The Small Business, Enterprise and Employment Bill is expected to produce a huge boost in SME receivables finance. Its key measure provides for regulations to override anti-assignment clauses in SMEs' contracts for the sale or supply of goods or services to businesses. This should make it simpler for SMEs to sell their debts.
The Bill has been progressing rapidly through Parliament and there is every chance it will become law before the general election. However, the resulting Act will not itself override restrictions on assignment. That will only happen when the Government issues regulations under the Act, which seems unlikely before the election. But this is a bipartisan measure, so whoever is in office after the election is likely to introduce the regulations.
In the meantime, the Government is consulting on draft regulations. Two draft provisions are of particular interest. The first provides that the regulations will not override terms that give rise to a duty of confidentiality. A basic confidentiality clause is not necessarily an insurmountable barrier to a receivables purchase. The receivables seller can act as collection agent, for example, of redacted invoices. But SME debtors, who can no longer rely on anti-assignment provisions, might start insisting on more elaborate clauses that make it impractical to finance the receivables they owe.
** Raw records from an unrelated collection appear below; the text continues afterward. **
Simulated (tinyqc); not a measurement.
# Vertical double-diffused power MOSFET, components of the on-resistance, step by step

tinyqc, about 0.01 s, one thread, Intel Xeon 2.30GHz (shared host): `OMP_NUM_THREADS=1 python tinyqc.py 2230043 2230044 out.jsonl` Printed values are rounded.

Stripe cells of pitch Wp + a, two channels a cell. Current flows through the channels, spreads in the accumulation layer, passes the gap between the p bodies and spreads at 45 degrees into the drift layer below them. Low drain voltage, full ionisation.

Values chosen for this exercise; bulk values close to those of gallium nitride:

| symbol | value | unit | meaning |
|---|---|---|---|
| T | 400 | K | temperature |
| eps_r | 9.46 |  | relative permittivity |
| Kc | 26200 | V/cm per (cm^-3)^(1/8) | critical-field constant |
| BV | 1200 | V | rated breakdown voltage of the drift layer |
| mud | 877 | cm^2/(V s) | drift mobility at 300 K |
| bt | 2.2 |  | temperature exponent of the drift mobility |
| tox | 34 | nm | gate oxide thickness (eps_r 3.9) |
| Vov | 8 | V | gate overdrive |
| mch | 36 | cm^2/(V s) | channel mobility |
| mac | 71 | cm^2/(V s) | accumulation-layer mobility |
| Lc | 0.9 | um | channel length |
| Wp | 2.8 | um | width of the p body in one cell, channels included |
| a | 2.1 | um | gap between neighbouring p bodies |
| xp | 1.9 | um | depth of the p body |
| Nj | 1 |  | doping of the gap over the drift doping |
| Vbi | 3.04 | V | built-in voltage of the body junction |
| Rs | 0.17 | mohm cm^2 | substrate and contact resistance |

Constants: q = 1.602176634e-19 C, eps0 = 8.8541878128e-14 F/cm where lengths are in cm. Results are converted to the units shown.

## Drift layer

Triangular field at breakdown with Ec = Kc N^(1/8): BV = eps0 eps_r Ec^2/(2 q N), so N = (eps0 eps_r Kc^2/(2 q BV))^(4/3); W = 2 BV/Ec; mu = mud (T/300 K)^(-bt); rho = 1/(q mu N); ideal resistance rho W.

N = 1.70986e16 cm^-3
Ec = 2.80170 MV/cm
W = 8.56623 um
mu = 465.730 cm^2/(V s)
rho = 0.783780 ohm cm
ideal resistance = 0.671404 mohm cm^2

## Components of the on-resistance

The second provision is aimed at exempting clauses that only permit selling receivables into buyer-led supply chain finance programmes. The Government believes that, without this protection, pre-existing buyer-led programmes will no longer be viable.
The draft regulations and other consultation documents are available via Invoice finance: nullifying the ban on invoice assignment contract clauses.
These documents include a response form and other details for responding to the consultation. The final date for responding is 11 February 2015.